Mr. GOULD-That is all that this resolution called for. But the fact remains that out of 3,606 indictments only 262 have been brought to trial, and it strikes me as a very significant fact, which should be pondered well by this Convention before they determine the question before them. And I may remark, in general, that this is a fair statement for the whole State. I have only time to sum up the statement by saying that in the county of Columbia, out of 264 indictments that were found, only fifty-five (or one out of five indictments) has been tried; and it runs very much the same way in other sections of the State. There is a very great want of careful trial of indictments, and that is the reason why crimes are so rife in this community; because the variety of means of allowing our criminals to escape is so very great that district attorneys do not try them as thoroughly as they ought to do.

Mr. SCHUMAKER-Do you not know that there are certain indictments which can be settled without being tried?

Mr GOULD-Ö yes; there may be some such thing

Mr. SCHUMAKER-Do you know what kind they are?

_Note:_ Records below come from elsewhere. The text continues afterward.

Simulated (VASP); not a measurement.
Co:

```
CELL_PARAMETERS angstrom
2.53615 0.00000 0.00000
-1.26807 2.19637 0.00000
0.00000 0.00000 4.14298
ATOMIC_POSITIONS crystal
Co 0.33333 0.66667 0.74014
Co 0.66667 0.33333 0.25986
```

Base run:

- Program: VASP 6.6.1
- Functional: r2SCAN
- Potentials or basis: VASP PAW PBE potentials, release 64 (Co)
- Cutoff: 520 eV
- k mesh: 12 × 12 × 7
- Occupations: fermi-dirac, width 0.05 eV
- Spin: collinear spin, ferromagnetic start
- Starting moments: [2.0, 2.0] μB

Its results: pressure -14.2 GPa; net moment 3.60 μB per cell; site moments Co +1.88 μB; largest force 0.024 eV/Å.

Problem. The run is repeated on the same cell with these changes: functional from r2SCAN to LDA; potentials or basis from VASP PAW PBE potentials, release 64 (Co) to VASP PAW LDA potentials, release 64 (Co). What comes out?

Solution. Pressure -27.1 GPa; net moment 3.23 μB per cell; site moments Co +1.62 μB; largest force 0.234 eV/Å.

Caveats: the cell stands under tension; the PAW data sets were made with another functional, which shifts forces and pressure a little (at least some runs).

Mr. GOULD-I cannot tell you all the kinds. Assault and battery, I think, is one of them.

Mr. SCHUMAKER-Do you know what relation assault and battery bears to the whole number of those you have mentioned?

Mr. GOULD-I have not summed them up; I

that will illustrate the carelessness which is manfested all over the State. I speak of a case of arson occurring in the town of New Lebanon, which stirred up the whole population of that place as probably no crime ever committed stirred up that population. The person indicted for that offense was allowed to go free for three years, and when he was brought up before the court of general sessions he was remanded back to the court of oyer and terminer, and from the oyer and terminer back to the general sessions; and in that way, like a battledoor and shuttlecock, he was played about for three years. Finally the gentleman whose store was burned determined that he would urge the district attorney to try the case, and the district attorney dared to do no otherwise than try it, and he obtained a conviction. The case was then appealed to the supreme court on a question of law, and as soon as that appeal was entered the district attorney applied to the court to allow this man to give bail, and the bail was given in the sum of $2,000; and the men against whom executions had been returned nulla bona were taken as the signers of the bail-bond

Mr. SCHUMAKER-That was the fault of the judge.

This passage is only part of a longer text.